Masters Theses

Date of Award


Degree Type


Degree Name

Master of Science


Aerospace Engineering

Major Professor

Ahmad D. Vakili

Committee Members

Gary Flandro, Peter Solies


This study is the latest increment of an ongoing research effort at the University of Tennessee Space Institute with the goal of accomplishing a greater understanding of cavity instabilities and or making use of the instabilities to amplify their effects on the flows. An experimental procedure was designed to examine the unsteady pressure pulses that occur when an incompressible fluid (water) flows through an axisymmetric cavity. The length to depth ratios (L/D) examined ranged from about 0.69 to about 6.2, and the average flow Reynolds numbers ranged from 0 to 1.2 million.
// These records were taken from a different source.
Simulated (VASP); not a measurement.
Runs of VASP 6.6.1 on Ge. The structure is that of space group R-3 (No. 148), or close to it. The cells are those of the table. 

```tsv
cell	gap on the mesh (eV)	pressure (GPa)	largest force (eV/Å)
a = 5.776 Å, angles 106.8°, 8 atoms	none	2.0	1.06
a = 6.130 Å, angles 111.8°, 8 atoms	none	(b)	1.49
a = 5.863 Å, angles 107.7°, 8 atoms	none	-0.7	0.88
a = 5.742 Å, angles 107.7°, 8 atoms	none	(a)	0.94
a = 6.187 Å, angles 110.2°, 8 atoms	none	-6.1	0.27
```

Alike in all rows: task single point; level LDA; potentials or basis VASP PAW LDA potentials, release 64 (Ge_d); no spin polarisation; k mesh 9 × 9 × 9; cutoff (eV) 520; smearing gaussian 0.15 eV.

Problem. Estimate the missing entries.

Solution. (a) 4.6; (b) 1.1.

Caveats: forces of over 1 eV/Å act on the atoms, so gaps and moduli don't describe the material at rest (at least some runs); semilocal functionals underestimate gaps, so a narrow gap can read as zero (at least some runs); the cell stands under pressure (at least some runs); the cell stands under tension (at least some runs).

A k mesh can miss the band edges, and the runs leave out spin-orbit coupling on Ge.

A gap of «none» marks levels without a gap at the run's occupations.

Results show that large amplitude oscillations are generated in the cavity for specific length to depth ratios for a given flow rate. The peak amplitude of the oscillations was studied to determine the origins of the oscillations. As the length to depth ratio increases the maximum amplitude decreases, but the frequency of the maximum amplitude is greatest at a length to depth ratio of approximately 0.85. As the flow rate decreases, the value of the maximum amplitude and its frequency decreases.

A few possible explanations for the cause of such oscillations are explored. For short length to depth ratios (L/D<0.9), the cavity seems to behave as a Helmholtz Resonator. The cavity has a behavior analogous to Rossiter’s Empirical observations at approximate length to depth ratios greater than 0.9. As the length to depth ratio increases beyond a value of approximately 3.6, the peak oscillations disappear and the cavity does not influence the flow significantly.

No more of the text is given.